Reverse a linked list using recursion but function should have void
return type.
I was able to implement the function with return type as Node. Below is my solution.
public static Node recursive(Node start) {
// exit condition
if(start == null || start.next == null)
return start;
Node remainingNode = recursive(start.next);
Node current = remainingNode;
while(current.next != null)
current = current.next;
current.next = start;
start.next = null;
return remainingNode;
}
I cannot imagine if there will be such a solution to this problem.
Any suggestions ?
Tested, it works (assuming you have your own implementation of a linked list with Nodes that know the next node).
public static void reverse(Node previous, Node current) {
//if there is next node...
if (current.next != null) {
//...go forth and pwn
reverse(current, current.next);
}
if (previous == null) {
// this was the start node
current.next= null;
} else {
//reverse
current.next= previous;
}
}
You call it with
reverse(null, startNode);
public void recursiveDisplay(Link current){
if(current== null)
return ;
recursiveDisplay(current.next);
current.display();
}
static StringBuilder reverseStr = new StringBuilder();
public static void main(String args[]) {
String str = "9876543210";
reverse(str, str.length() - 1);
}
public static void reverse(String str, int index) {
if (index < 0) {
System.out.println(reverseStr.toString());
} else {
reverseStr.append(str.charAt(index));
reverse(str, index - 1);
index--;
}
}
This should work
static void reverse(List list, int p) {
if (p == list.size() / 2) {
return;
}
Object o1 = list.get(p);
Object o2 = list.get(list.size() - p - 1);
list.set(p, o2);
list.set(list.size() - p - 1, o1);
reverse(list, p + 1);
}
though to be efficient with LinkedList it should be refactored to use ListIterator
I am not familiar with Java, but here is a C++ version. After reversing the list, the head of list is still preserved, which means that the list can still be accessible from the old list head List* h.
void reverse(List* h) {
if (!h || !h->next) {
return;
}
if (!h->next->next) {
swap(h->value, h->next->value);
return;
}
auto next_of_next = h->next->next;
auto new_head = h->next;
reverse(h->next);
swap(h->value, new_head->value);
next_of_next->next = new_head;
h->next = new_head->next;
new_head->next = nullptr;
}
Try this code instead - it actually works
public static ListElement reverseListConstantStorage(ListElement head) {
return reverse(null,head);
}
private static ListElement reverse(ListElement previous, ListElement current) {
ListElement newHead = null;
if (current.getNext() != null) {
newHead = reverse(current, current.getNext());
} else {//end of the list
newHead=current;
newHead.setNext(previous);
}
current.setNext(previous);
return newHead;
}
public static Node recurse2(Node node){
Node head =null;
if(node.next == null) return node;
Node previous=node, current = node.next;
head = recurse2(node.next);
current.next = previous;
previous.next = null;
return head;
}
While calling the function assign the return value as below:
list.head=recurse2(list.head);
The function below is based on the chosen answer from darijan, all I did is adding 2 lines of code so that it'd fit in the code you guys want to work:
public void reverse(Node previous, Node current) {
//if there is next node...
if (current.next != null) {
//...go forth and pwn
reverse(current, current.next);
}
else this.head = current;/*end of the list <-- This line alone would be the fix
since you will now have the former tail of the Linked List set as the new head*/
if (previous == null) {
// this was the start node
current.next= null;
this.tail = current; /*No need for that one if you're not using a Node in
your class to represent the last Node in the given list*/
} else {
//reverse
current.next= previous;
}
}
Also, I've changed it to a non static function so then the way to use it would be: myLinkedList.reverse(null, myLinkedList.head);
Here is my version - void ReverseWithRecursion(Node currentNode)
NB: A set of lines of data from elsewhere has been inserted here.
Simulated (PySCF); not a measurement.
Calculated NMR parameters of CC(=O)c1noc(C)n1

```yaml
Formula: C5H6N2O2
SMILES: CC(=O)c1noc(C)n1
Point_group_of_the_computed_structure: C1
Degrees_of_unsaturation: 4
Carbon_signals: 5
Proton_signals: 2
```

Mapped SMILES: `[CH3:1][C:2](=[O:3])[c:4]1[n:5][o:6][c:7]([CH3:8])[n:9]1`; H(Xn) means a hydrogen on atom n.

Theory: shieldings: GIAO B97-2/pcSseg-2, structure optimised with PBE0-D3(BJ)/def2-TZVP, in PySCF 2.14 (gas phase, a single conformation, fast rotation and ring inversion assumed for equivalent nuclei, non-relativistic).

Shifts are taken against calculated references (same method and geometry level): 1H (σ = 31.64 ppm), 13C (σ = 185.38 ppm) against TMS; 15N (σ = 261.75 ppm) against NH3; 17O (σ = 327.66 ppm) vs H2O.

- It is method of LinkListDemo Class so head is accessible
Base Case - If Node is null, then do nothing and return.
If Node->Next is null, "Make it head" and return.
Other Case - Reverse the Next of currentNode.
public void ReverseWithRecursion(Node currentNode){
if(currentNode == null) return;
if(currentNode.next == null) {head = currentNode; return;}
Node first = currentNode;
Node rest = currentNode.next;
RevereseWithRecursion(rest);
first.next.next = first;
first.next = null;
}
You Call it like this -
LinkListDemo ll = new LinkListDemo(); // assueme class is available
ll.insert(1); // Assume method is available
ll.insert(2);
ll.insert(3);
ll.ReverseWithRecursion(ll.head);
Given that you have a Node class as below:
public class Node
{
public int data;
public Node next;
public Node(int d) //constructor.
{
data = d;
next = null;
}
}
And a linkedList class where you have declared a head node, so that it can be accessed by the methods that you create inside LinkedList class. The method 'ReverseLinkedList' takes a Node as an argument and reverses the ll.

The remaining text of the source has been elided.